Thursday 27 March 2014

The Legend of Hercules, Not Really.

The film The Legend of Hercules is the kind of movie where I wonder why they used the name Hercules at all. In one way it is an okay action movie, if you can overlook the dull parts and a number of cliché scenes that would be more in place in a far less expensive movie production.

What I can say, without giving away any of the plot is that if you search for the myth of Hercules on the internet then you won’t learn any of the storyline of this particular film. The filmmakers seemed to have decided to completely abandon the myth and just use the name Hercules, along with the names of some of the other characters in the myth. In watching the film, I was reminded of two main areas of filmmaking of the past.

One is the Italian ‘Sword and Sandal” films, where sometimes fancy clothes and hairdos were more important than the story. In fact, some of the storytelling in this film very much borders on the style of the Sword and Sandal films.   

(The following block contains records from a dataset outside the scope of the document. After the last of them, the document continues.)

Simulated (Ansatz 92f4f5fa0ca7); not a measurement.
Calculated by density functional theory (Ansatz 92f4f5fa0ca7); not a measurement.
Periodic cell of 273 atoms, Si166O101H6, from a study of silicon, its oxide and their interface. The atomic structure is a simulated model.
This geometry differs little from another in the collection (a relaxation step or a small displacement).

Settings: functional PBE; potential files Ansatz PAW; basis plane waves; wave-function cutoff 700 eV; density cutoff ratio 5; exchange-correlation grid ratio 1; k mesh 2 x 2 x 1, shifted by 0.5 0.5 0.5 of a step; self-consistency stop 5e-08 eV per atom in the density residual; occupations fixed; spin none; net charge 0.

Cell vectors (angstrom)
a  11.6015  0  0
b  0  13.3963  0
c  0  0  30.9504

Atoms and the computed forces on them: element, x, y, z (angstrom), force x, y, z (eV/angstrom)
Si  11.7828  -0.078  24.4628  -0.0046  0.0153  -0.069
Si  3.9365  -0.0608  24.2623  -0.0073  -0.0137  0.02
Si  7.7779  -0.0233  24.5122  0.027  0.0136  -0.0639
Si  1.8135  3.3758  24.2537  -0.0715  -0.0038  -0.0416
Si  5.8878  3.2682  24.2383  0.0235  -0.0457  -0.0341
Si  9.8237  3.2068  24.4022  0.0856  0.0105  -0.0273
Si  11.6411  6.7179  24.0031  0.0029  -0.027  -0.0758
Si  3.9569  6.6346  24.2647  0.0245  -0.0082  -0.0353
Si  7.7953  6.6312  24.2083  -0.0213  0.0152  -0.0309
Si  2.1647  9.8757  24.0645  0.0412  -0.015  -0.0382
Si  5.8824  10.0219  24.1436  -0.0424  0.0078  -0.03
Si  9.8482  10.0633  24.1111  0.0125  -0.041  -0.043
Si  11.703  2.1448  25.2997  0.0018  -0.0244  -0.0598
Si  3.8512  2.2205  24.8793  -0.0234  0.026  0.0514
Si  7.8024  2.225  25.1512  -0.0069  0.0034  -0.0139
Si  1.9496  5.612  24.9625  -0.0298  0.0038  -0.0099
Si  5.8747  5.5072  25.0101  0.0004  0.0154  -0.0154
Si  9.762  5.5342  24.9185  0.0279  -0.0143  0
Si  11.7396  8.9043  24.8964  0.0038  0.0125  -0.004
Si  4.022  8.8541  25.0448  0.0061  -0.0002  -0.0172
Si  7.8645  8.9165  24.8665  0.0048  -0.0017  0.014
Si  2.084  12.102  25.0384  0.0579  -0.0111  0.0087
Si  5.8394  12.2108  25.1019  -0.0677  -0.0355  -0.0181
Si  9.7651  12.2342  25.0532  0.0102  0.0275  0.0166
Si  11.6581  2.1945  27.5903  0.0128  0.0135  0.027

The other is the endlessly repeated message in American made films from the mid-twentieth century onwards, in which each Roman epic states that tyranny is wrong – a less than subtle barb at fascism, communism, and any nation seen as being of either ilk. This approach of tyranny versus democracy can still work in a film, as shown in the hit film 300 (whilst ignoring the fact that Spartans were tyrants who conquered and enslaved other people) – but only if it is handled correctly and not lathered in a bath of frothy clichés the way this Hercules film tends to do.

If all you expect from an action movie is cliché characters and occasional stylish slow motion fighting, then see this film. If you are looking for something more than that, choose something else.